John Kontonis was earlier this year banned from attending his son’s Collingwood Basketball Association games and training sessions.
In a statement of claim filed in the Supreme Court, Mr Kontonis alleged the association’s investigation into him was conducted unfairly and was biased.
The case settled out-of-court and confidentially this week, just weeks before it was listed for hearing.
The extraordinary escalation of a junior sporting league disciplinary dispute to the state’s top court involved Mr Kontonis’s legal team arguing that the association’s treatment of him resulted in “harm to his reputation”, “emotional distress” and led to him being unfairly “excluded from community and family activities, namely supporting his son’s team”.

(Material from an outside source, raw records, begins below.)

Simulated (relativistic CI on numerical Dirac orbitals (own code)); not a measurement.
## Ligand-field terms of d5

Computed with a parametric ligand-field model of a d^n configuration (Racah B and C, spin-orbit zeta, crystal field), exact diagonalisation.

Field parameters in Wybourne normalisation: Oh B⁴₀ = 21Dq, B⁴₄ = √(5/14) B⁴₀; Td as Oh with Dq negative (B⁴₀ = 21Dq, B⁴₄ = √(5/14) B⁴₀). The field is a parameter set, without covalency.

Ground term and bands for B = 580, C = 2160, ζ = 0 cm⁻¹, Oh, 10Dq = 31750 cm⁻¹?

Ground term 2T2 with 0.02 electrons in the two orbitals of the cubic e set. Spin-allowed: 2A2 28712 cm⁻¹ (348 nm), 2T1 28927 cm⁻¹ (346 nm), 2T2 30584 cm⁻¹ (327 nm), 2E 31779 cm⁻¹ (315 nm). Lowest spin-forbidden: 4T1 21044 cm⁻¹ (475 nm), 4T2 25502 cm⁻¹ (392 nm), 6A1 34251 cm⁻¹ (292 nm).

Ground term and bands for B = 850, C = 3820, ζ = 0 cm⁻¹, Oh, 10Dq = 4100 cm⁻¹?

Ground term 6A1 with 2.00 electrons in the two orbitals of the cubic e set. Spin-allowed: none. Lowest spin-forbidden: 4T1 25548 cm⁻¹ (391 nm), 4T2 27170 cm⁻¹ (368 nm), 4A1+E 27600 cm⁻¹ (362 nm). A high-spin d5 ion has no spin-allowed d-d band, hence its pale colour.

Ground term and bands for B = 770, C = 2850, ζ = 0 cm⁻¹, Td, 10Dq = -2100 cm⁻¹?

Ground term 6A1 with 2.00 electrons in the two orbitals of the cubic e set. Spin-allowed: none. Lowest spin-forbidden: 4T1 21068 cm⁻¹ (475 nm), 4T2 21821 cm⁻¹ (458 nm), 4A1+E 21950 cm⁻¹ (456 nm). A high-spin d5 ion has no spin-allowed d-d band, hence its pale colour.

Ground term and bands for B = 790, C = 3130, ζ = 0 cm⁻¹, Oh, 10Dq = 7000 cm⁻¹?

Mr Kontonis’s statement of claim alleged the ban was “excessive”, and that the association only provided him with vague details of the allegation against him.
He also claimed the association refused to tell him who unnamed “witnesses” to his alleged misbehaviour were.
Mr Kontonis further claimed the dispute with his son’s coach began to escalate after he and other parents wrote to the association to complain about their kids not getting enough game time.
Mr Kontonis believes his son was benched for even longer during the team’s following game, in retaliation for the complaint.
Mr Kontonis’s case was that he “spoke with” the coach and assistant coach after that game, before leaving the stadium.
Outside, he had a “brief interaction” with the coach and the assistant coach’s husband.
A complaint to the league alleged Mr Kontonis had engaged in “physical confrontation”, “intimidating behaviour” and “verbal abuse” of club officials.
A club committee found the complaint against Mr Kontonis to be substantiated, but in court documents filed as part of his case seeking to overturn the ban, Mr Kontonis alleged the committee failed to investigate the complaint fairly.
Mr Kontonis claims the association “failed to give sufficient details of the grounds upon which disciplinary action was proposed to be taken”, “did not give John any or sufficient opportunity to be heard” and took no action against the assistant coach’s husband, whose conduct Mr Kontonis formally complained about.
Mr Kontonis claimed the ban will compromise his son’s ability to play top-grade junior basketball, and that it is not feasible for him to play for another association.
Both Mr Kontonis and the association were contacted for comment.
It was unclear whether the confidential settlement included overturning the ban on Mr Kontonis attending his son’s games.